Indirect Method for String Matching

The String Matching API also allows programmers to access the ANML macros. The function AP_GetStringMatchMacroDef() allows the programmer to obtain direct access to the macro definition used to implement an error definition. Each instantiation of the macro definition can then be configured with AP_ConfigureStringMacroRef().

String Match Example 3

The example below uses two windows of length 6 and 10.
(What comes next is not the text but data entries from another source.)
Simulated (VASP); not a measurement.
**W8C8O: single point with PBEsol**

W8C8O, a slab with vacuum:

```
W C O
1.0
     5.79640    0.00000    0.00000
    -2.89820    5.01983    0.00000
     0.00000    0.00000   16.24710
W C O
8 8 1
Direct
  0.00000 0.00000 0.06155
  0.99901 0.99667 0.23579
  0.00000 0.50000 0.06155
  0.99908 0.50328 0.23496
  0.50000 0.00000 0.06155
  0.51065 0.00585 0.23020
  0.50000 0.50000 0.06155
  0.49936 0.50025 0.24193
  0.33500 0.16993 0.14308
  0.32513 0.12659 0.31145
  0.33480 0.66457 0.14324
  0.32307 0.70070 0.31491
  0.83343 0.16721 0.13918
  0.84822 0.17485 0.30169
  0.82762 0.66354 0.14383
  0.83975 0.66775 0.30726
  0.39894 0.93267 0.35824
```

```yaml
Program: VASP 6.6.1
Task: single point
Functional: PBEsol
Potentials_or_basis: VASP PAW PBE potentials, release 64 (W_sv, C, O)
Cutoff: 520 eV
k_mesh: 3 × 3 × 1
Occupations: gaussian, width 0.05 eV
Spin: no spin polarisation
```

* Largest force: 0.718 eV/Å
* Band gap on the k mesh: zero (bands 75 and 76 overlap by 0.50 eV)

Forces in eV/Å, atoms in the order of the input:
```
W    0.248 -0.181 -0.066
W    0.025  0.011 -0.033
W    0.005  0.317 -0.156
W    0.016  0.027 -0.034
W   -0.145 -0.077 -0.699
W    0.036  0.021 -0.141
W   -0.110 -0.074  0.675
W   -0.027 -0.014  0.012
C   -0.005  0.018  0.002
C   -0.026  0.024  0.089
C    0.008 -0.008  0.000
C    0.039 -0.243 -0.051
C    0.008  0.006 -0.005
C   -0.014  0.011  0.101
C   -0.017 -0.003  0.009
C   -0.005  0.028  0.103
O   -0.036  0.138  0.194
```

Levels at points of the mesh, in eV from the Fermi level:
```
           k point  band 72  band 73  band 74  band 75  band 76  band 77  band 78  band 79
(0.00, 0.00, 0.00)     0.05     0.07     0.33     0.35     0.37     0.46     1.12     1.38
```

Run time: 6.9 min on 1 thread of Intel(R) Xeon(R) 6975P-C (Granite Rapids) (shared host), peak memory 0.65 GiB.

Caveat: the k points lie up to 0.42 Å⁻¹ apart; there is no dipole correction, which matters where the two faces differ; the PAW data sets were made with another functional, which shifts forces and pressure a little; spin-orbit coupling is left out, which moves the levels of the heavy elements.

#include <micron/ap/ap_string.h>
int IndirectMethod(const char* pattern)
{
int err = 0;
ap_anml_t anml = 0;
ap_macro_def_t mdef0, mdef1;
struct ap_error_definition ED; // Declare error definition
ap_encode_info_t EI; // The encode information object
ap_automaton_t fsm; // The automaton object
unsigned WS[] = {6,6}; // 1st window is 6 symbols long and 2nd is 6 symbols long
unsigned TE[] = {1,1}; // Each window allows 1 error
unsigned LS[] = {1,0}; // The first window allows at most 1 deletion
unsigned RS[] = {0,1}; // The second window allows at most 1 insertion
/*
* Setup up error definition
*/
ED.scoring = 0; // Set not using scoring because we are using multiple windows
ED.window_count = 2; // Set two windows
ED.start_type = START_OF_DATA; // Start of data search usually are more space efficient
ED.window_size = WS; // Set window sizes
ED.total_errors = TE; // Set total errors
ED.max_del = LS; // Set maximum deletions
ED.max_ins= RS; // Set maximum insertions
anml = AP_CreateAnml();
if (!anml) return -1;
err = AP_GetStringMatchMacroDef(anml, &mdef0, &ED,
0, // first window
0, // not reporting
0, // no input, use start of data
1, // with output
1); // force create
if (!err) err = AP_GetStringMatchMacroDef(anml, &mdef1, &ED,
1, // second window
1, // reporting
0, // no input
0, // no output
1); // force create
return err;
}
1 from micronap.sdk import *
2 
3 def IndirectMethod(pattern):
4  ED = ErrorDefinition()
5  ED.scoring = False # Set not using scoring because we are using multiple windows
6  ED.start_type = AnmlDefs.START_OF_DATA
7  # Set two windows - all lists must be length 2
8  ED.window_size = [6,6] # 1st window is 6 symbols long and 2nd is 6 symbols long
9  ED.total_errors = [1,1] # Each window allows 1 error;
10  ED.max_del = [1,0] # The first window allows at most 1 deletion
11  ED.max_ins= [0,1] # The second window allows at most 1 insertion
12  anml = Anml()
13  mdef0 = ED.GetStringMatchMacroDef(anml,
14  0 , False , False , True)
15  # first | not | no input | with
16  # window | reporting | use start | output
17  # | | of data |
18  mdef1 = ED.GetStringMatchMacroDef(anml, \
19  1 , True , False , False)
20  # second | yes | no input | no
21  # window | reporting | | output
import com.micron.ap.*;
public class StringMatchExample {
public static void IndirectMethod(String pattern) throws ApException {
ErrorDefinition ED = new ErrorDefinition();
int[] WS = new int[2];
int[] TE = new int[2];
int[] LS = new int[2];
int[] RS = new int[2];
WS[0] = 6; WS[1] = 6; /* 1st window is 6 symbols long and 2nd is 6 symbols long */
TE[0] = 1; TE[1] = 1; /* Each window allows 1 error */
LS[0] = 1; LS[1] = 0; /* The first window allows at most 1 deletion */
RS[0] = 0; RS[1] = 1; /* The second window allows at most 1 insertion */
ED.setScoring(0); /* Set not using scoring because we are using multiple windows */
ED.setStartType(AnmlDefs.START_OF_DATA);
ED.setWindows(WS, TE, LS, RS);
Anml anml = new Anml();
MacroDef mdef0 = ED.getStringMatchMacroDef(anml,
0, /* first window */
false, /* not reporting */
false, /* no input, use start of data */
true, /* with output */
false); /* no force create */
MacroDef mdef1 = ED.getStringMatchMacroDef(anml,
1, /* second window */
true, /* reporting */
false, /* no input */
false, /* no output */
false); /* no force create */
}
}